The Christian Science Monitor had a great opinion piece on their website today, written by Michael Spencer.  The article puts words to feelings I’ve had for quite a while now.  I want to read through it and bring my thoughts to the table.

We are on the verge – within 10 years – of a major collapse of evangelical Christianity. This breakdown will follow the deterioration of the mainline Protestant world and it will fundamentally alter the religious and cultural environment in the West.

I’m not sure I like the wording.  I would clarify that “evangelical Christianity” is not the same as “authentic Christianity“.   I would substitute “evangelical Christianity” for American, western churchianity.  This is what will collapse – the overblown, bubble world in which Christians only interact with themselves and not the real world.  I pray this folds, and folds soon!!

Spencer gives seven reason for his thesis.

1. Evangelicals have identified their movement with the culture war and with political conservatism. This will prove to be a very costly mistake. Evangelicals will increasingly be seen as a threat to cultural progress. Public leaders will consider us bad for America, bad for education, bad for children, and bad for society.

I’m in absolute total agreement with him on this one.  In America, one Christian = one Republican vote.  Or so it was in the past. While I am concerned with the ramifications of same-sex marriage and abortion, those two topics are not the only two we have to be concerned with.

2. We Evangelicals have failed to pass on to our young people an orthodox form of faith that can take root and survive the secular onslaught. Ironically, the billions of dollars we’ve spent on youth ministers, Christian music, publishing, and media has produced a culture of young Christians who know next to nothing about their own faith except how they feel about it.

Ouch. This one really, really hurts.  I’m a parent of a teen ager, an almost teen ager, and not quite a teen.  I feel the sting of this reprimand.  Do I expect the local Christian school and local youth group to do my job and disciple my children for me?  If I sequester my children from everything that isn’t “christian“, won’t that turn them into more devoted followers of Jesus?  Do I really have to make my kid watch Bible Man (follow the link if you think I’m joking)  instead of Spider Man?   Ugh….I am not advocating that we stop parenting responsibly.   I need to live my faith in a real world way which my children can see so they can emulate it and make that same faith their own. And no offense to Youth Pastors! You all know who you are!  I admire the work and time you give to my kids!!

3. There are three kinds of evangelical churches today: consumer-driven megachurches, dying churches, and new churches whose future is fragile.

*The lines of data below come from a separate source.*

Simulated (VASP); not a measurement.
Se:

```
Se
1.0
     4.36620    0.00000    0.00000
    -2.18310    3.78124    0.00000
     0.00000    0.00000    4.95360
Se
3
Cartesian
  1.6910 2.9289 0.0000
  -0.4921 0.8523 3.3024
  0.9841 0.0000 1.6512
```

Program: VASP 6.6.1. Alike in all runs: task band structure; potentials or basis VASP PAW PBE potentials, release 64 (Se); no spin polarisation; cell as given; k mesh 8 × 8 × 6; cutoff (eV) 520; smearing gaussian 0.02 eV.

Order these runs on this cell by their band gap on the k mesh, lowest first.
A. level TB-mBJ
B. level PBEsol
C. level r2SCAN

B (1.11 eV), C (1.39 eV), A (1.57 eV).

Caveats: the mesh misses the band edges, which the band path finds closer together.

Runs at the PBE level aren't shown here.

I don’t believe there is anything more to say about this point!  I do have to point out that there is a flourishing movement that tries its best to be an authentic gathering place for Christians and non-Christians alike.  Be it home churches, churches in parking lots, churches in coffe shops, churches just about anywhere.  Many Christians are finally waking up and realizing that they ARE the Church and can be that Church anywhere they go.  (Check out The God Journey website and podcast! Brad Cummings and Wayne Jacobsen will make you think deeply as you laugh your head off!)

4. Despite some very successful developments in the past 25 years, Christian education has not produced a product that can withstand the rising tide of secularism.

We had our children in a Christian school for about 3 years and were shocked to find they were behind academically when we moved them to a public school!  Points 2 and 4 are tied directly to parental involvement.   We can not drop our children off at a Christian youth group or a Christian school and expect them to become Christian.  Our faith has to permeate everything we do and everything we are for it to rub off on our kids!

5. The confrontation between cultural secularism and the faith at the core of evangelical efforts to “do good” is rapidly approaching. We will soon see that the good Evangelicals want to do will be viewed as bad by so many, and much of that work will not be done. Look for ministries to take on a less and less distinctively Christian face in order to survive.

Should we care how the world views us?  Isn’t the Truth offensive?  Is taking on a “less and less distinctively Christian face in order to survive” compromising the faith?  Good questions to ask, but the answers I hear from fellow believers (even in my own congregation!) scare me!  Jesus wasn’t offensive to anybody but the religious establishment.  The poor and oppressed and drunkards and whores loved Him and wanted to be with Him.  What do those people look like today?  The poor and oppresed and trans-gendered and abortion-promoting and evolutionist?  Why do we pick fights along this line?   Do we water down Jesus warnings about the power and consequences of sin?  Absolutley not.  Can I love a trans-gendered abortion-promoting evolutionist and have dinner with ’em and be part of their life?  Absolutely!  That’s what Jesus would do.

6. Even in areas where Evangelicals imagine themselves strong (like the Bible Belt), we will find a great inability to pass on to our children a vital evangelical confidence in the Bible and the importance of the faith.

This is a restatement of number 2,  so see my comments there.

7. The money will dry up.

Again, ouch.  Talk about being hit where it hurts.  Here is where I insert my tirade against ministry monetary mis-managment.   What does happen if the money dries up?  I have be careful here, as I do have close friends who do earn a living from ministry work.  I believe in what they do with my whole heart.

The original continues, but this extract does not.